UPDATED ON:
Friday, January 12, 2007
10:22 Mecca time, 07:22 GMT
 
News Asia-Pacific
Indonesian police kill 'terrorists'
Police say they returned fire after the suspects
hurled bombs and shot at them [EPA]

Indonesian police say they have killed two suspected terrorists in Sulawesi, including a senior member of the militant Jemaah Islamiyah group.
 
A mob then beat to death a policeman during the funeral for the two men, Lieutenant-Colonel Rudy Sufahriadi, the local police chief, said.
Acting on a tip, police raided a house in the central Sulawesi town of Poso town early on Thursday where nine alleged Muslim fighters were staying, police said.
 
The men reportedly hurled at least eight bombs at police and opened fire with automatic weapons.
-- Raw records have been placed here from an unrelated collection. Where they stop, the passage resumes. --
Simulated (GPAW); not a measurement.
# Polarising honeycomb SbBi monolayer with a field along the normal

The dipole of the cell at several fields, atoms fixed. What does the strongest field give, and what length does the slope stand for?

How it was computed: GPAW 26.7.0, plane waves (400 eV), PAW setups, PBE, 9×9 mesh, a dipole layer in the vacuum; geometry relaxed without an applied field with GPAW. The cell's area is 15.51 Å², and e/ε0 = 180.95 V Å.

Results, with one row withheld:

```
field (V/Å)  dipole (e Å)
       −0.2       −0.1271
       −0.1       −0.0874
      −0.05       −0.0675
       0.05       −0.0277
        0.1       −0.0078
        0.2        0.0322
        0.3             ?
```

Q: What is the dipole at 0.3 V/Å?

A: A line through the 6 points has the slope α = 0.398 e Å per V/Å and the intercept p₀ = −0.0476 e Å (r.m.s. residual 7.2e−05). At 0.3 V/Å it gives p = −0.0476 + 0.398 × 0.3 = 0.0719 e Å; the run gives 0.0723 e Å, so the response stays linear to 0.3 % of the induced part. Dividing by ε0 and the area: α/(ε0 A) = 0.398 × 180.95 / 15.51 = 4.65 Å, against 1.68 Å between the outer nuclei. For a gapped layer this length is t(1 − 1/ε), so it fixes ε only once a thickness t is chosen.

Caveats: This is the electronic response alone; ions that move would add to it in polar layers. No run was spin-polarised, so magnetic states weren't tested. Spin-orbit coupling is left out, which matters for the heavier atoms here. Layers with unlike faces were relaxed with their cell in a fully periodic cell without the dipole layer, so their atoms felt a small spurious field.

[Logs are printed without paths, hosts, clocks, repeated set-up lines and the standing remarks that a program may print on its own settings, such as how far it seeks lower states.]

Officers returned fire, killing two of them, while seven were arrested.
 
No other details were given of the police officer reportedly killed at the subsequent funeral.
 
State news agency Antara quoted police naming one of the dead men as Riyan, alias Abdul Hakim, a senior member of Jemaah Islamiyah who had trained at an al-Qaeda camp in Afghanistan before the US-led invasion in 2001.
 
Jemaah Islamiyah members have been blamed for a string of bombings in Indonesia since 2000, the most deadly being the 2002 Bali nightclub attacks that killed 202 people, most of them foreign tourists.
 
Police said they seized bombs, automatic weapons, other makeshift weapons and several handguns and grenade launchers from the house in Poso.
 
Christian-Muslim violence
 
Central Sulawesi has been tense since the execution of the three Christian fighters over their role in the sectarian clashes between Muslim and Christian mobs that gripped the region from 1998 to 2001.
 
In October, an armed group clashed with police and set fire to a Christian church in Poso, while a priest was shot in Palu, sparking fears of a resurgence in sectarian violence.
 
Three years of clashes in Central Sulawesi killed more than 2,000 people before a peace accord took effect in late 2001.
 
There has been sporadic violence ever since. Security officials have said that several Jemaah Islamiyah members were hiding out in the area and taking part in the attacks, hoping to spark more fighting on the island.
 
Around 85 per cent of Indonesia's 220 million people follow Islam, but some areas such as Sulawesi, have roughly equal numbers of Muslims and Christians.